In short: OJS 2 searches PDF files well, and OJS 3 has problems.
Details:
On the same server I have OJS 2.4.8.5 and 3.1.2.4 installed for testing.
I have the same article in both OJS versions. I added the article using the QuickSubmit plugin.
Both OJS versions use the same “pstotext” and “pdftotext” files.
Fragments of the config.inc.php file (identical in both OJS versions):
OJS 2 indexed the test article well and finds the words in this article well.
OJS 3 has partially indexed the test article and finds only some of the words in this article.
I would suggest running the PDF text extraction tool manually on your PDF to see what text is being extracted. Take the command from the configuration file and replace the %s with the path and filename to the PDF you expect to see indexed.
Depending on how your PDFs are being generated, the tool may have a hard time extracting text from it.
Regards,
Alec Smecher
Public Knowledge Project Team
The server administrator performed the tests.
The pdftotext tool processed a PDF file with the article I wrote about in the first post.

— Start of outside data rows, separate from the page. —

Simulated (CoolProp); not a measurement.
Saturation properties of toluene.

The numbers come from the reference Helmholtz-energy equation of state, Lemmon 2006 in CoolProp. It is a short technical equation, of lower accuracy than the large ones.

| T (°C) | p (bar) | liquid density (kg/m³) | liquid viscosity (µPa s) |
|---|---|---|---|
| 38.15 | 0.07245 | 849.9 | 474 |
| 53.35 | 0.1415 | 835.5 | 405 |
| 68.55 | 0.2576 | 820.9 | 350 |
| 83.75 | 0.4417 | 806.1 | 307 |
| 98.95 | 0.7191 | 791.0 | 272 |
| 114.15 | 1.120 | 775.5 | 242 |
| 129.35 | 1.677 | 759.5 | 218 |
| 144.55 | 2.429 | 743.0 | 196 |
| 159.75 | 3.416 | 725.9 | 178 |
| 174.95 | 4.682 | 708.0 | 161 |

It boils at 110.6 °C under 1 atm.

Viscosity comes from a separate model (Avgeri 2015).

The administrator performed a test on a file in the OJS 2 directory and on a file in the OJS 3 directory.
In both cases an identical TXT file was created (both files had the same md5 checksum).
One of these files can be downloaded from here:
The result is the same as on my server: OJS 2 indexes all words, and OJS 3 indexes only some words.
I think this test shows that the problem is not related to my server, my installation or my configuration.